Nowhere is this is more pronounced than in the ongoing Boko Haram saga. Questions are rightly being asked as to how what was supposed to be a rag-tag bunch of insurgents is able to run rings around the Nigerian Army and even have better weapons. Clearly someone is funding them. The question is who? And how?
Here, people are prepared to believe anything and as such will work backwards to the answer once they find an explanation that confirms what they already believe. It’s the Americans! They want Nigeria’s oil and are sponsoring violence to break us up. It’s very hard to argue such arguments as the facts don’t usually matter to people who believe them anyway.
The President and the ruling PDP – notably the loquacious Olisa Metuh – in their utterances have the habit of sending Nigerians on a wild goose chase identifying nameless (usually opposition) politicians as the sponsors of the insurgency.

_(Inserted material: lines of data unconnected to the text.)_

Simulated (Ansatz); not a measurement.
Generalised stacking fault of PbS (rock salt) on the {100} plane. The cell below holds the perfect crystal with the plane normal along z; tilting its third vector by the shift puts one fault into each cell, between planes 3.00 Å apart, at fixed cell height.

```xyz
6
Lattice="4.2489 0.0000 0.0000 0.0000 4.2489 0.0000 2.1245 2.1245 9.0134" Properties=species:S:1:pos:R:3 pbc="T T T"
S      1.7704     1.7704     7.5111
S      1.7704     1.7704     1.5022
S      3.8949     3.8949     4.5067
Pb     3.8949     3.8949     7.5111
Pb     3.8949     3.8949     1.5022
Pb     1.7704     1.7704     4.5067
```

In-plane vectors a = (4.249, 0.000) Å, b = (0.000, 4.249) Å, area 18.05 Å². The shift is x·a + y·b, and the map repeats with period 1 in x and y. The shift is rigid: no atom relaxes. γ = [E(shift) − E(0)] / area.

As someone who gives short shrift to conspiracy theories, I think the answers are simpler/different from what a lot of people imagine. My own opinion is that we are dealing with a bog standard extremist Islamist insurgency in the image of Al Qaeda. They do not particularly need a motive – the violence is the motive and the means of fighting for whatever it is they are fighting for. These groups are also usually riddled with hypocrisy – like the 22 steps for dodging drones handed out to Al Qaeda operatives as a manual.
So how do these groups get funded? Most terror groups are very skilled at crime and laundering the proceeds of crime through the ‘normal’ economy. Over the years they have gotten better and better at integrating their funding into the economy in ways that make it very difficult for such flows to be detected. Thankfully the Americans have some considerable talent in tracking such flows.
Last year, the US Justice Department released its findings after a lengthy investigation of the Lebanese Canadian Bank. The investigation was around how Hezbollah – classified as a terror organisation – was obtaining its funding and moving the money around the world. They concluded that the money started from drug trafficking in America before finding its way to Lebanon via West Africa.
First, the report states that approximately $13.5bn worth of drugs is transported to Europe from West Africa every year (42, Page 22). We can agree that Boko Haram and other such groups only need a fraction of that to mount an effective insurgency against the Army.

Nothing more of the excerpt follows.